A smattering of opinions on technology, books, business, and culture. Now in its 4th technology iteration.
09 April 2010
Some smart guys have noticed that “internally, the iPad looks more like a battery with a computer than a computer with a battery”:http://daringfireball.net/2010/04/the_ipad. This is a pretty fundamental point.
I remember back in my first job, working on automotive electronics strategies, someone asked me “how small can a CD player be” and to me it was clear – size would be dominated by the media and the controls, not by the internal electronics.
When we started buying PCs and TVs and cellphones and other gadgets, their sizes were dominated by internal considerations – tubes and motherboards and drives and power supplies and electronics and antennas and all kinds of crud. And we are still in the last stages of this – desktop computers are still big boxy things, many laptops are big chunky things. But thanks to Moore’s law, the electronics are in the last stages of disappearing, and with them the big clunky power supplies, and awkward big antennas, spinning disks, etc. The gadgets we carry will have their sizes driven by human interaction needs, and those damn batteries (getting batteries down in size/weight is a hard problem).

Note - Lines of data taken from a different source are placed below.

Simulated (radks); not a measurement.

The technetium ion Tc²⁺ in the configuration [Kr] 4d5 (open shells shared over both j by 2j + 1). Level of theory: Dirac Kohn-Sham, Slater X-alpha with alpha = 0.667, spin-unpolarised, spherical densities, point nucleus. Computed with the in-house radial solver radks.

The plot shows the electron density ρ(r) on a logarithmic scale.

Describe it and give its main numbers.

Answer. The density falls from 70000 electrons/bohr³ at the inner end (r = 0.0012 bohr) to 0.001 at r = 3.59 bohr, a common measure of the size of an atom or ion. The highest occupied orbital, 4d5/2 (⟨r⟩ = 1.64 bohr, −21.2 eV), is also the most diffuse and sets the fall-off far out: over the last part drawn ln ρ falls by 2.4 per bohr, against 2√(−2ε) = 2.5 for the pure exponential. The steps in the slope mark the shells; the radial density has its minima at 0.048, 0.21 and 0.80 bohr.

Which is why I think questions like “Which will win, the Kindle or iPad”, or “Will the iPad replace notebooks” are ultimately not very interesting. When gadgets all are lightweight and no bigger than they have to be, and electronics are basically free, and connectivity is ubiquitous, you’ll carry all kinds of these things around or have them in your house and not worry about it, just like we never worried about books vs magazines vs newspapers.